Julio Rodriguez Is the Mariners’ Perfect Clutch-Time Candidate

SEATTLE — If you could build a player to take the key at-bat of a tied playoff game in the eighth inning, you would summon an extrovert who considers pressure a privilege. You would want someone who has so much fun playing the game that he plays the animated hydroplane color-coded race with teammates as it unfolds on the ballpark videoboard. You would want someone with a power/speed combination at a historic level. You want someone who said “No, thanks” to the All-Star Game because he needed to get his head and stroke right.

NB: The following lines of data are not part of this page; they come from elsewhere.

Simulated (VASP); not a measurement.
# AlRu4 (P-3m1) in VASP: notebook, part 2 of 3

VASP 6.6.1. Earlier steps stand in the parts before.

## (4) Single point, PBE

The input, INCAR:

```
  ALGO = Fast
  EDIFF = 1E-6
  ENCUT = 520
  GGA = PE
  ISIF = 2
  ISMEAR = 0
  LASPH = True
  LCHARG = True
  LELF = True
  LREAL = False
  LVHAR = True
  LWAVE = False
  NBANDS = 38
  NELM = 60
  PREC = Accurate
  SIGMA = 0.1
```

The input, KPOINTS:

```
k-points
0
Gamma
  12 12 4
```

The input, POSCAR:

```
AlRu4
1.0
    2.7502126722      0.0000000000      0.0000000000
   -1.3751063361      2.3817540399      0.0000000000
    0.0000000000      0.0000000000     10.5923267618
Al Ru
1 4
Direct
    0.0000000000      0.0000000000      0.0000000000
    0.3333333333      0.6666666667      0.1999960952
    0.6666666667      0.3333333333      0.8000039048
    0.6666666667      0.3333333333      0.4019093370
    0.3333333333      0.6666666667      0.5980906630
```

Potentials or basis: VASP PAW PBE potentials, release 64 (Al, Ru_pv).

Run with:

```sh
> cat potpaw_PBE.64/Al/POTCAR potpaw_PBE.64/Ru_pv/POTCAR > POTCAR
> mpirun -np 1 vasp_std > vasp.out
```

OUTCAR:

You want someone who makes a teammate say, “He comes through because of his mental preparation. He loves the pressure. He rises to the moment. He is made for the big moment.”

Seattle center fielder Julio Rodriguez, as described by teammate Jorge Polanco, is the guy you want. Sunday’s ALDS Game 2 offered the best proof yet.

The Mariners jumped back into the ALDS against Detroit, just when they threatened to gift-wrap the Tigers another win, because at every moment Seattle has the two best players on the field and it’s not even close: Cal Raleigh and Rodriguez.

Tigers manager A.J. Hinch got burned by asking reliever Kyle Finnegan to pitch for the fourth time in five days. The righthander was gassed. Finnegan’s trademark splitter lacked its usual sink. Left up in the zone, it begged to be hit. Raleigh and Rodriguez obliged.

Raleigh hit a hanging splitter for a double and Rodriguez hit a hanging splitter for another double. Double, double, toil and trouble for Detroit. Seattle survived blowing a 2–0 lead to win, 3–2.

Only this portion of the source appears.